In [69]:
import numpy as np

In [70]:
data = np.load("mnist.npz")

# Convert to float32 và reshape thành (num_features, num_samples)
X_train = data["x_train"].astype(np.float32).reshape(60000, 784).T / 255.0
y_train = data["y_train"].astype(int)

X_test = data["x_test"].astype(np.float32).reshape(10000, 784).T / 255.0
y_test = data["y_test"].astype(int)

# Shuffle training set
perm = np.random.permutation(X_train.shape[1])
X_train = X_train[:, perm]
y_train = y_train[perm]

print("X_train shape:", X_train.shape)   # (784, 60000)
print("X_test  shape:", X_test.shape)    # (784, 10000)
print("y_train shape:", y_train.shape)   # (60000,)
print("y_test  shape:", y_test.shape)    # (10000,)

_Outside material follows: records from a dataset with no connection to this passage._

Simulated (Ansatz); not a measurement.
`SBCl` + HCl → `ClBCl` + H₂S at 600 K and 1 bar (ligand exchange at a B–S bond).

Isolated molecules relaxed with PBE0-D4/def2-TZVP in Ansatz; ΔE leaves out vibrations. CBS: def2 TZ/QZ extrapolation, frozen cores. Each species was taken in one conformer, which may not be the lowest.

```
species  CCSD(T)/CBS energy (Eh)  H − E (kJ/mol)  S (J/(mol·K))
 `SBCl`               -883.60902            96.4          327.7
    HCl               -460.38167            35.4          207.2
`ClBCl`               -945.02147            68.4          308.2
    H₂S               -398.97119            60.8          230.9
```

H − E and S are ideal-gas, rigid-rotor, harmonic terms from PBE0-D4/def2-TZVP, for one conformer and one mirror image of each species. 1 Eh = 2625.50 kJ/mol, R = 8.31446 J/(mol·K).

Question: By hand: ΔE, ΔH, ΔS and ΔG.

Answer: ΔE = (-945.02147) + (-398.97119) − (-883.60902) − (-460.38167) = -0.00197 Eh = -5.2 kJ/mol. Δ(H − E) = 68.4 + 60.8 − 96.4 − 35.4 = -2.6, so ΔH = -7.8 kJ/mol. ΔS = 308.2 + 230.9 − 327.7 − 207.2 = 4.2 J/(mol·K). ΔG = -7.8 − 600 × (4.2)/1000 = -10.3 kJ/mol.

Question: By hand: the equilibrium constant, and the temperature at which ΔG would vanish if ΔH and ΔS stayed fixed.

X_train shape: (784, 60000)
X_test  shape: (784, 10000)
y_train shape: (60000,)
y_test  shape: (10000,)


In [71]:
# Kiệt
# =========================
# 1) Softmax function
# =========================
def softmax(z):
    # z shape = (num_classes, num_samples)
    # subtract max trick to avoid overflow
    z = z - np.max(z, axis=0, keepdims=True)
    exp_z = np.exp(z)
    return exp_z / np.sum(exp_z, axis=0, keepdims=True)

# =========================
# 2) Cross entropy loss
# =========================
def cross_entropy_loss(y_true, y_pred):
    # y_true: one-hot label (num_classes, num_samples)
    # y_pred: prediction softmax (num_classes, num_samples)
    m = y_true.shape[1]
    loss = -np.sum(y_true * np.log(y_pred + 1e-8)) / m
    return loss

# =========================
# 3) Gradient descent update
# =========================
def train_softmax(X, y, num_classes, lr=0.1, epochs=1000):
    # X shape = (num_features, num_samples)
    # y = labels (0..9)
    m = X.shape[1]
    
    # convert label → one-hot
    y_one_hot = np.zeros((num_classes, m))
    y_one_hot[y, np.arange(m)] = 1

    # initialize weights & bias
    W = np.zeros((num_classes, X.shape[0]))
    b = np.zeros((num_classes, 1))

    for epoch in range(epochs):
        # forward
        Z = np.dot(W, X) + b
        A = softmax(Z)

        # compute loss
        loss = cross_entropy_loss(y_one_hot, A)

        # backward derivatives
        dZ = A - y_one_hot                  # (num_classes, m)
        dW = (1/m) * np.dot(dZ, X.T)        # (num_classes, num_features)
        db = (1/m) * np.sum(dZ, axis=1, keepdims=True)

        # update rule
        W -= lr * dW
        b -= lr * db

        if epoch % 100 == 0:
            print(f"Epoch {epoch} — Loss = {loss:.4f}")

    return W, b


In [72]:
def predict(W, b, X):
    Z = np.dot(W, X) + b
    A = softmax(Z)
    return np.argmax(A, axis=0)

def accuracy(y_true, y_pred):
    return np.mean(y_true == y_pred)

num_classes = 10
W, b = train_softmax(X_train, y_train, num_classes, lr=0.1, epochs=1000)

y_pred_test = predict(W, b, X_test)
acc_test = accuracy(y_test, y_pred_test)
print("Test accuracy:", acc_test)

Epoch 0 — Loss = 2.3026
Epoch 100 — Loss = 0.6087
Epoch 200 — Loss = 0.4894
Epoch 300 — Loss = 0.4404
Epoch 400 — Loss = 0.4122
Epoch 500 — Loss = 0.3933
Epoch 600 — Loss = 0.3794
Epoch 700 — Loss = 0.3687
Epoch 800 — Loss = 0.3602
Epoch 900 — Loss = 0.3531
Test accuracy: 0.9096